While Crystal examined some of the displays, my attention was drawn to a crowd that had assembled by a nearby window. Inside were a group of juvenile snow leopards, who were playfully engaged. These beautiful creatures are so rare in the wild, and enchanting to watch. Soon the staff let them loose into their yard, and the activity escalated. Running, wrestling, and exploring was the name of the game, which was everything the crowd could hope for. Staff members had placed food in strategic places, and soon the cats discovered it. The hierarchy game began, which included more wrestling. Soon enough they all had settled in to devour their morning nourishment. We watched for a few more minutes, but then moved to allow room for more guests to view.
Welcome to the Jungle
Our next stop was at the rainforest exhibit. The entrance takes guests into a lush, almost overgrown display. Once again it felt as though we were explorers traveling into a hidden mountain pass. The landscaping at the Tulsa Zoo is filled with beautiful, and unique plantings. Each region has many plants specific to the area they represent, which adds another level of originality to the attractions. The dappled sunlight that filters through the vegetation actually makes it feel like you have stumbled upon a hidden path. We passed through a weathered arch, and into the building that houses the exhibits.
The Tulsa Zoo designed this exhibit to mimic an South American jungle. Throughout the building we stumbled upon murals, statues, and partial walls created to give the feel of ruins. Many of these are great places for a selfie, and we didn’t hesitate to get some of ourselves. A couple spots are so popular that we had to wait in line for our photo opportunity. It definitely shows that this zoo is very popular with the public.
What Big Teeth You Have
One of the first displays we came to included various aquatic creatures. A caiman was kind enough to pose for a picture that shows the dangers that can lie just below the surface. Across from this new found friend, we watched schools of piranha swimming in their tanks. Clearly this area was a good reminder to look before you leap. Fortunately, none of these creatures make their homes in our temperate waterways here in the Midwest. A little farther down the path we came to the poison dart frog exhibit, which we were surprised to find fairly open for viewing. These little guys may be brightly colored, but they can still hide when they don’t want to be seen. This particular display was another popular stop for viewing. Being big on people watching, we enjoyed seeing the children excitement when they spotted a new color pattern.
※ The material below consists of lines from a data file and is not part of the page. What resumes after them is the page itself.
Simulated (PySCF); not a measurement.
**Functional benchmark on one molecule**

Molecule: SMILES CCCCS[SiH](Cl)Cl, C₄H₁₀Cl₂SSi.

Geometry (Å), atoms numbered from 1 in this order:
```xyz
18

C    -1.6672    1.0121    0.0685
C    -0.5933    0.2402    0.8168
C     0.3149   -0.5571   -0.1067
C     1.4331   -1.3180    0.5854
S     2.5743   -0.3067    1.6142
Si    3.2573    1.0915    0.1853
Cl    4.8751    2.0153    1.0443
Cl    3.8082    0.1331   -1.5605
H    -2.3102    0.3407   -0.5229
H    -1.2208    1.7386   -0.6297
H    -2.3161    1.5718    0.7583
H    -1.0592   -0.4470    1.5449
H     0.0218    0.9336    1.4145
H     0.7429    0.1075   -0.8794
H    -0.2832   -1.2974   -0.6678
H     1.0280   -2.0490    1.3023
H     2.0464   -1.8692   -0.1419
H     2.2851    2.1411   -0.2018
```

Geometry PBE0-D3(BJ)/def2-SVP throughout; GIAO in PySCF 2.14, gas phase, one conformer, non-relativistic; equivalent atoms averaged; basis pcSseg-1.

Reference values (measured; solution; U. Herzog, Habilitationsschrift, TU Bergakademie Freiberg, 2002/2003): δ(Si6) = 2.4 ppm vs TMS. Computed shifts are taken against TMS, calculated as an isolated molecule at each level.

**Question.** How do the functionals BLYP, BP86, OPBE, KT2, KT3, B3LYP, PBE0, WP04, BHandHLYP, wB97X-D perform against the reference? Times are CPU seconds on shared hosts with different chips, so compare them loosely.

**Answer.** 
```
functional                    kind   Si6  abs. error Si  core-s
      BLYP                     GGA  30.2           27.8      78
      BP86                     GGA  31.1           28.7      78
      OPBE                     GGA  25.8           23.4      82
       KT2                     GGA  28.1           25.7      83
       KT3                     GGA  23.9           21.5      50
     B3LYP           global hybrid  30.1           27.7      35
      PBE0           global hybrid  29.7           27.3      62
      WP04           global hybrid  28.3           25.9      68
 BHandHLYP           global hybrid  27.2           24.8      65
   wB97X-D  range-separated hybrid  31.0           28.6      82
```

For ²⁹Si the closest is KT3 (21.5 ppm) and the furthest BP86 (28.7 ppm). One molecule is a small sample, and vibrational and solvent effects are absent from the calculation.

As we exited the building portion, we came upon the outdoor section, which holds the jaguars. Once again, we arrived at feeding time, so we got to witness the interaction between the two animals. One was clearly dominant, but there was enough food for both. These creatures are so beautiful to watch, and their coats are amazing to see in person. The exhibit offers a couple of different viewing areas, so guests can keep sight of the animals wherever they wander in their area. We watched these for a while, but time required us to eventually move along.
A Great Idea
During our earlier tour, Ellen Had explained a few of the unique features found at the Tulsa Zoo. One that struck a chord with us is the Family Den. This building is located near the back of the zoo, and offers a comfortable zone for families. Here mothers can nurse in comfort, and families with special needs children can find a quiet area for children who suffer from sensory overload. This is a feature we have not seen very often, and it showed an extra level of caring.
Zones of the World
The Tulsa Zoo has many more exhibits besides the ones we covered. In one area of the zoo there is a series of four buildings that highlight the animals that live in different zones. It also shows the hardships of these area, as well as how animals have adapted to them. The buildings are located in the Wildlife Trek area and include; Life in the Water, Life in the Cold, Life in the Desert, and Life in the Forest. It is easy to spend quite a bit of time in these buildings, as each offers a good educational background.
Tulsa Zoo is continuing with their updated master plan, and next up will be the African Plains exhibit. Much like the Lost Kingdom exhibit, this new area will feature open viewing areas that allow the animals more roaming room. We are sure that it will be just as popular as the latest exhibit expansion, and hope to have a chance to drop back by to see it when it is completed. Our time had ran out, as there was so much more of Tulsa too see. We made our way out the gate having enjoyed a wonderful morning at the Tulsa Zoo. So when are you planning to drop by for a visit?